According to Governor Kamau Thugge (pictured), the global economy continued to recover, bolstered by strong growth in the United States and resilience in emerging markets, particularly India, noting that geopolitical tensions and the prospect of prolonged high interest rates pose significant threats to the growth.

“While global inflation has moderated, it remains stubborn in advanced economies,” he said. Domestically, Thugge said Kenya’s inflation rate has remained stable, registering 5.1 per cent in May 2024, compared to 5 per cent in April.

This stability is within the target range, with food inflation at 6.2 per cent due to supply disruptions from heavy rains and flooding. However, prices of non-vegetable food items like maize, sugar, and wheat flour have declined due to improved supply. Fuel inflation also saw a decrease, reflecting lower pump prices and electricity costs.

“The MPC concluded that the current monetary policy stance will ensure that overall inflation remains stable around the mid-point of the target range in the near term, while ensuring continued stability in the exchange rate. Therefore, the Committee decided to retain the Central Bank Rate (CBR) at 13 per cent,” Thugge said in a statement.

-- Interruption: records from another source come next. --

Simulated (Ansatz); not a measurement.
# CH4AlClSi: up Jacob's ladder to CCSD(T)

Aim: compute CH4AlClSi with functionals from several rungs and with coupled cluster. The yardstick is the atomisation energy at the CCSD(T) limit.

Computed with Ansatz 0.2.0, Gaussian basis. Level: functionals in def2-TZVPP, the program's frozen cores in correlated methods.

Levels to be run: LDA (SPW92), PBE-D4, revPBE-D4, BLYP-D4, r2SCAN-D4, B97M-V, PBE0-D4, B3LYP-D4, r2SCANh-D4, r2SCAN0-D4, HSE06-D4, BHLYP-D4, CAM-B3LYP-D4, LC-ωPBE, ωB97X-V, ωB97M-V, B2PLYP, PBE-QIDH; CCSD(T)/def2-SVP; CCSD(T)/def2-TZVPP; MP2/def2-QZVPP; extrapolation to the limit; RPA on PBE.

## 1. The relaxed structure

The MPC noted that its previous measures have successfully brought overall inflation to the mid-point of the target range and stabilized the exchange rate.

However, Non-Food Non-Fuel (NFNF) inflation has remained sticky, and interest rates in major economies are expected to remain high due to persistent inflation.

The MPC said the decision to retain the CBR at 13 per cent would to ensure that overall inflation remains stable around the mid-point of the target range in the near term.